Deploy automated malware scanning for files uploaded to Cloud Storage

Last reviewed 2023-06-20 UTC

This document describes how you deploy the architecture in Automate malware scanning for files uploaded to Cloud Storage.

This deployment guide assumes that you're familiar with the basic functionality of the following technologies:

Architecture

The following diagram shows the deployment architecture that you create in this document:

Architecture of malware-scanning pipeline.

The diagram shows the following two pipelines that are managed by this architecture:

  • File scanning pipeline, which checks if an uploaded file contains malware.
  • ClamAV malware database mirror update pipeline, which maintains an up-to-date mirror of the database of malware that ClamAV uses.

For more information about the architecture, see Automate malware scanning for files uploaded to Cloud Storage.

Objectives

  • Build a mirror of the ClamAV malware definitions database in a Cloud Storage bucket.

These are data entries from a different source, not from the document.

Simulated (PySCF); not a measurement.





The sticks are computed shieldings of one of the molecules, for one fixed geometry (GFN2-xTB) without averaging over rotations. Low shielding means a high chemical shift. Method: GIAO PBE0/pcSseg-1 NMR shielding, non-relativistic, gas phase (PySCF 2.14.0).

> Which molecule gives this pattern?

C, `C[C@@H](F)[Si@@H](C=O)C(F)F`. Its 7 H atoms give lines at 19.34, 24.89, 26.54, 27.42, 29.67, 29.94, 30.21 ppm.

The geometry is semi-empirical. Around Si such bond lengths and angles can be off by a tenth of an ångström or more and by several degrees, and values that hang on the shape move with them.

  • Build a Cloud Run service with the following functions:

    • Scanning files in a Cloud Storage bucket for malware using ClamAV and move scanned files to clean or quarantined buckets based on the outcome of the scan.
    • Maintaining a mirror of the ClamAV malware definitions database in Cloud Storage.
  • Create an Eventarc trigger to trigger the malware-scanning service when a file is uploaded to Cloud Storage.

  • Create a Cloud Scheduler job to trigger the malware-scanning service to refresh the mirror of the malware definitions database in Cloud Storage.

Costs

This architecture uses the following billable components of Google Cloud:

To generate a cost estimate based on your projected usage, use the pricing calculator.

Before you begin

  1. Sign in to your Google Cloud account. If you're new to Google Cloud, create an account to evaluate how our products perform in real-world scenarios. New customers also get $300 in free credits to run, test, and deploy workloads.
  2. In the Google Cloud console, on the project selector page, select or create a Google Cloud project.

    Go to project selector

  3. Make sure that billing is enabled for your Google Cloud project.

  4. Enable the Artifact Registry, Cloud Run, Eventarc, Logging, Cloud Scheduler, Pub/Sub, and Cloud Build APIs.

    Enable the APIs

  5. In the Google Cloud console, on the project selector page, select or create a Google Cloud project.

    Go to project selector

  6. Make sure that billing is enabled for your Google Cloud project.

  7. Enable the Artifact Registry, Cloud Run, Eventarc, Logging, Cloud Scheduler, Pub/Sub, and Cloud Build APIs.

    Enable the APIs

  8. In the Google Cloud console, activate Cloud Shell.

    Activate Cloud Shell

    At the bottom of the Google Cloud console, a Cloud Shell session starts and displays a command-line prompt. Cloud Shell is a shell environment with the Google Cloud CLI already installed and with values already set for your current project. It can take a few seconds for the session to initialize.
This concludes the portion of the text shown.